Neural Networks but in infinite dimensions!

In this blog post, we will dive deep into these so called infinite dimension extension of neural networks -- Neural Operators. We start with making precise some notions related to Neural Operators.

Discretization-Invariant Models

Generally, when we train NNs to solve partial differential equations (PDEs) we choose a fixed resolution of the discretization grid. This causes the training error to be less for that particular discretization and NNs do not generalize well to other resolutions producing a huge training error. If a NN is discretization-invariant then it makes sure that the underlying NN is independent of the chosen resolution of the grid and do not require re-training them when we want to change the resolution. For a model to be discretization-invariant, it need to satisfy the following conditions: - It should allow any point of the input domain for its evaluation. - It should allow any point of the output domain for its evaluation. - As we refine the chosen discretization, it should converge to continuum version of the operator.

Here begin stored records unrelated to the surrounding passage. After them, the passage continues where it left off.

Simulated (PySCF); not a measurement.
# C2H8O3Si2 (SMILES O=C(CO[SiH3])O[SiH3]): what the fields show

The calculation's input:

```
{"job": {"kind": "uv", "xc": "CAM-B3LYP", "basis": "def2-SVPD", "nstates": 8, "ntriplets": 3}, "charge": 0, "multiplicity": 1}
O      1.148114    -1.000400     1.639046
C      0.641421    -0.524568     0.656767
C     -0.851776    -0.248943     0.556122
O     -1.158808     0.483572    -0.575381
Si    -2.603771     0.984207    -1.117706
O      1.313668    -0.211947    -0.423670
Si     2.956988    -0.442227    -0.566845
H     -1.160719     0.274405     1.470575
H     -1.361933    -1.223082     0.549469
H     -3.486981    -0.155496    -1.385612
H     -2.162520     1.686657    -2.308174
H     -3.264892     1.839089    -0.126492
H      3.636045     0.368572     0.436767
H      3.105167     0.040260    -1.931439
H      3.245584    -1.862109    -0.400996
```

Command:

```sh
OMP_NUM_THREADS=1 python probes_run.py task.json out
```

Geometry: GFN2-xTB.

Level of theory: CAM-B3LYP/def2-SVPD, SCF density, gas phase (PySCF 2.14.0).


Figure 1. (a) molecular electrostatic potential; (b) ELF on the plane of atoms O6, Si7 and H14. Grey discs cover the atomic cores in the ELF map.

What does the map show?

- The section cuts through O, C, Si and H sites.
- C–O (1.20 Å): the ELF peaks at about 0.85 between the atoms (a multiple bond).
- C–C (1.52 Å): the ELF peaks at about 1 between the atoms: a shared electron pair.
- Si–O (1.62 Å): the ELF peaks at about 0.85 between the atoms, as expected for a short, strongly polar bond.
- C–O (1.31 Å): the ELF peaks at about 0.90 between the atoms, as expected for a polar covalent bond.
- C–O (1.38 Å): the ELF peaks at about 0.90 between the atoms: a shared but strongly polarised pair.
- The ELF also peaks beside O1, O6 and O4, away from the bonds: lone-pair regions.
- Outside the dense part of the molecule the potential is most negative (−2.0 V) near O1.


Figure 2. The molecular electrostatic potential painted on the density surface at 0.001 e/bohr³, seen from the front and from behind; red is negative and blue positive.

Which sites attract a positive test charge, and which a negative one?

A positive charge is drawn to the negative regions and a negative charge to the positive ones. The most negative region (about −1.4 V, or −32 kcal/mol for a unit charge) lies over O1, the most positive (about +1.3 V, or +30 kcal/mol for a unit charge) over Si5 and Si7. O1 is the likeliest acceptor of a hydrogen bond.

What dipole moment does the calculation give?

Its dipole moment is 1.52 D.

Some popular architectures such as Graph Neural Networks ¹ and Transformer models ² are resolution invariant but they fail to satisfy the last property given above.

Neural Operator

The neural operator are multi-layers architectures where layers are themselves operators composed with non-linear activation functions. Hence the overall composition is an operator, and thus satisfies the discretization invariance property. Authors describes the key design choice for neural operators is the operator layers. These operator layers are linear operators with activation functions on top of them which closely resembles the classical neural networks setting. Moreover, neural operators also satisfies the universal approximation property which simply states that they can approximate any continuous function defined on a compact subset of Banach spaces upto any desired accuracy.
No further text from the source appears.